In the case of Bosnia, the identity of the participants has changed.
In Congress the debate over whether to pursue an interventionist
course has not followed party lines. The Democrats can no longer be
identified with an anti-interventionist position. The same is true of
a number of public figures who had once been reliably
anti-interventionist. Indeed, some of the most insistent criticism of
both the Bush and Clinton administrations for failing to give
military support to the Bosnian Muslims has come from those whose
anti-interventionist disposition had long been taken for granted.
Thus what Senator Joseph Biden has come to symbolize for the liberal
democrats in Congress, Anthony Lewis has come to symbolize for
liberal expression in the media.

The debate over America's course in the Balkans has also aroused the
emotions and passions of participants in a way the earlier debate
over war in the Gulf did not. There is an intensity of feeling over
Bosnia that was not apparent over Kuwait. It may be seen in the
heightened rhetoric that has become almost commonplace among critics
of the American government's "failure" to date to come to the aid of
Bosnia's beleaguered Muslims. For this failure, Leslie Gelb has
written, "Bosnian Muslims will pay with their lives, and Americans
with their faith." The loss of our soul, it is argued, will be
matched by the sacrifice of the nation's vital interests. Albert
Wohlstetter has found in our recent record in the Balkans "the worst
performance of the democracies since World War II-and the most
dangerous." One must go back to the debate over Vietnam to find
statements of comparable intensity.

Although the war in Bosnia has aroused such strong emotions and
passions, it has not evoked comparable appeals for the sacrifice of
blood and treasure. With very few exceptions, those who have called
for American intervention have been careful to emphasize the quite
modest costs they are willing to pay in intervening. While insistent
that the interests at stake in Bosnia are very great, they are
equally insistent that these interests be secured at modest cost.

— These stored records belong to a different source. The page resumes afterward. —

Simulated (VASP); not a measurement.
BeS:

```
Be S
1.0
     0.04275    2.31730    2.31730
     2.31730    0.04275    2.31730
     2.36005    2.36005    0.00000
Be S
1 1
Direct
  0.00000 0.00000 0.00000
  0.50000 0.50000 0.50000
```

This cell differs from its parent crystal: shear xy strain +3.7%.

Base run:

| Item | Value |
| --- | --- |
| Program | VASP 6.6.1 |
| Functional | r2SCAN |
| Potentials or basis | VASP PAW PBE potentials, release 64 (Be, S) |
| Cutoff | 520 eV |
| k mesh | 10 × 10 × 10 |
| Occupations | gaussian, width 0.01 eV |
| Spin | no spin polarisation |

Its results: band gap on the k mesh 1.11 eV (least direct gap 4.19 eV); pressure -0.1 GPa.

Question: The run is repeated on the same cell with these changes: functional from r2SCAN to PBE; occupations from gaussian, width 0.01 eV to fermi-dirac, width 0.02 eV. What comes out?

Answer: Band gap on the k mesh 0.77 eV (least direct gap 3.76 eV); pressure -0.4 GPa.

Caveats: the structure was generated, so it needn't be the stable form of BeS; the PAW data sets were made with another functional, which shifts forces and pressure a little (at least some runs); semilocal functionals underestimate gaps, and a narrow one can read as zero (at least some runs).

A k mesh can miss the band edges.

The debate over Bosnia has thus been marked by a disjunction between
interests avowed and costs rejected. It has also been marked by a
view of the war's origins that must yield a distorted picture of the
interests that are at stake. The conflict is not, as it has been so
often depicted, a conventional case of aggression by one state
(Serbia) against another (Bosnia). The insistence upon seeing its
origins in these terms must distort its true nature, obscure the
objectives of an intervention, and lead to a view of the interests at
stake in the war that is misleading and unpersuasive. It is not the
repelling of aggression as such, nor the maintenance of that
ill-defined abstraction known as "world order," that constitute the
interests at stake in Bosnia. Neither is it the need to appease a
Muslim world that, in the absence of western intervention in Bosnia,
stands ready to succor Bosnia's Muslims. The great interest at stake
in Bosnia is neither more nor less than order and stability in
post-Cold War Europe. If a persuasive case cannot be made on these
grounds, it probably cannot be made at all.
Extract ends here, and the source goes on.